R sampling app version 3

Continuing from my previous post, R sampling app version 2 [app], here I expand upon the example Shiny app that was presented, which generates random samples from some common probability distributions. Specifically, I incorporate additional probability density and mass functions.

RshinyIntro3
You can click the image to go to the app page.

See my posts, Mathematical notation in R plots and Mathematical notation in R plots 2, for some examples and conveniently supplied R code for displaying the equation of a pdf or pmf on an R plot for many common distributions. The code shown in this post for version 3 of the random sampling app will make use of all these R expressions, but you won’t see the expressions explicitly, so please see the other posts if you are interested in how they work or just copying them for your convenience.

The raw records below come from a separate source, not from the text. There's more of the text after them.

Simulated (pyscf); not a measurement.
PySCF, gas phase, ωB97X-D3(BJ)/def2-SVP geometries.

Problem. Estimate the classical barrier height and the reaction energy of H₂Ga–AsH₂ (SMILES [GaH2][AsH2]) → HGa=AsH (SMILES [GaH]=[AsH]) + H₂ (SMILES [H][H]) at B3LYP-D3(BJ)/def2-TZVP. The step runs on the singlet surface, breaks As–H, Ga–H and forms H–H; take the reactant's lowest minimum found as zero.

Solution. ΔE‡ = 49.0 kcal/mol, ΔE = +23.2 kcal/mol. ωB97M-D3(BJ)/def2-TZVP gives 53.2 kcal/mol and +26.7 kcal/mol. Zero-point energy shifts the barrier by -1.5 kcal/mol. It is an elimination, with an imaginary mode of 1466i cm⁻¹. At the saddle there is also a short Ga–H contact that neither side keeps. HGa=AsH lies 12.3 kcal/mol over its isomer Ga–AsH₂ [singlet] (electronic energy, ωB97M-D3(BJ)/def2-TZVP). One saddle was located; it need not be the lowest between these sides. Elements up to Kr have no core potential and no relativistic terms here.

I have done some cleanup of the scripts. First, here is the code that is run to build the workspace file that will be loaded by the app:

n.default <- 500
#discrete r* wrapper functions
rbern <- function(n=n.default,bern.prob=0.5){ rbinom(n=n,size=1,prob=bern.prob) }
rbinom2 <- function(n=n.default,binom.size=10,binom.prob=0.5){ rbinom(n,size=binom.size,prob=binom.prob) }
drunif <- function(n=n.default,drunif.min=0,drunif.max=100,drunif.step=1){ sample(seq(drunif.min,drunif.max,by=drunif.step),size=n,rep=T) }
rgeom2 <- function(n=n.default,geom.prob=0.5){ rgeom(n,prob=geom.prob) }
rhyper2 <- function(n=n.default,hyper.M=10,hyper.N=20,hyper.K=10){ rhyper(nn=n,m=hyper.M,n=hyper.N-hyper.M,k=hyper.K) }
rnbinom2 <- function(n=n.default,nbin.size=10,nbin.prob=0.5){ rnbinom(n,size=nbin.size,prob=nbin.prob) }
rpois2 <- function(n=n.default,poi.lambda=10){ rpois(n,poi.lambda) }
# continuous r* wrapper functions
rbeta2 <- function(n=n.default,beta.shape1=2,beta.shape2=2){ rbeta(n,shape1=beta.shape1,shape2=beta.shape2) }
rcauchy2 <- function(n=n.default,cau.location=0,cau.scale=1){ rcauchy(n,location=cau.location,scale=cau.scale) }
rchisq2 <- function(n=n.default,chisq.df=1){ rchisq(n,df=chisq.df) }
rexp2 <- function(n=n.default,exp.rate=1){ rexp(n=n,rate=exp.rate) }
rf2 <- function(n=n.default,F.df1=1,F.df2=15){ rf(n,df1=F.df1,df2=F.df2) }
rgamma2 <- function(n=n.default,gam.shape=1,gam.rate=1){ rgamma(n,shape=gam.shape,rate=gam.rate) }
rlaplace2 <- function(n=n.default,lap.location=0,lap.scale=1){ rlaplace(n,location=lap.location,scale=lap.scale) }
rlogis2 <- function(n=n.default,logi.location=0,logi.scale=1){ rlogis(n,location=logi.location,scale=logi.scale) }
rpareto2 <- function(n=n.default,pareto.location=1,pareto.shape=3){ rpareto(n,location=pareto.location,shape=pareto.shape) }
rweibull2 <- function(n=n.default,weib.shape=1,weib.scale=1){ rweibull(n,shape=weib.shape,scale=weib.scale) }
rt2 <- function(n=n.default,t.df=15){ rt(n=n,df=t.df) }

# Continuous distribution plotmath expressions:
expr.beta <- expression(italic(paste(displaystyle(f(x)~"="~frac(Gamma(alpha+beta),Gamma(alpha)*Gamma(beta))*x^{alpha-1}*(1-x)^{beta-1})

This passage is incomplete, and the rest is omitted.